LLVM has optimized `@main_func` to return immediately.
`-functionattrs` and `-prune-eh` infer `nounwind readnone` for `@infloop` and `-early-cse` delets such calls that are dead.

There are three ways to justify what happened:

 1. The optimization was correct.  Infinite loops [1] in LLVM IR are
    UB and since the original program had UB, it can be optimized to
    anything.  This is problematic since if this were true, we would
    have trouble writing frontends for programming languages that
    actually have a well defined `while(1);`.
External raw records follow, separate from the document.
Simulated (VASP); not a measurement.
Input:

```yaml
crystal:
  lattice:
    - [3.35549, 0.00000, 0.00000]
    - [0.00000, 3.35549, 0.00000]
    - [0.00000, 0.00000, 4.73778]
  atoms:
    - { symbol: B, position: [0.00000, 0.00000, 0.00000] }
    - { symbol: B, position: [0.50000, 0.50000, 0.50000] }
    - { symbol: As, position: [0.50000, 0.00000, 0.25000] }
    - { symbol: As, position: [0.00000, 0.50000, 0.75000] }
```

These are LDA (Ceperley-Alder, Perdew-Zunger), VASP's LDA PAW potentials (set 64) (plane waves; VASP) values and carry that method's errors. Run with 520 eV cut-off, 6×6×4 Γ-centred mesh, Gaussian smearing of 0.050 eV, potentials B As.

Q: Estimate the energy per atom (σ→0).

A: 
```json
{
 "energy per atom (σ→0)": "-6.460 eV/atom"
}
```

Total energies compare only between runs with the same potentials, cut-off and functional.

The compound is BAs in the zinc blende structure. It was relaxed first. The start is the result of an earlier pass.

 2. The bug is in `-early-cse`: a `readnone nounwind` function can
    loop infinitely, so it is not correct to remove a dead call to
    such a function.

 3. The bug is in `-functionattrs`: a function cannot be marked as
    `readonly` if it may loop infinitely.


Needless to say, both (2) and (3) are "easy to fix"; the question is really about the deeper semantic issue about how LLVM treats `while(1);`.

There are interesting related questions on the semantics of the equivalent C/C++ programs, but I personally am interested only in "pure" LLVM IR semantics.

-- Sanjoy

[1]: We could make the distinction between infinite loops that are empty vs. infinite loops that are non-empty but that's tricky -- if only empty infinite loops were UB then e.g. LICM gets harder, since sinking the store out of loops like `while(1) *addr = 42;` now introduces UB.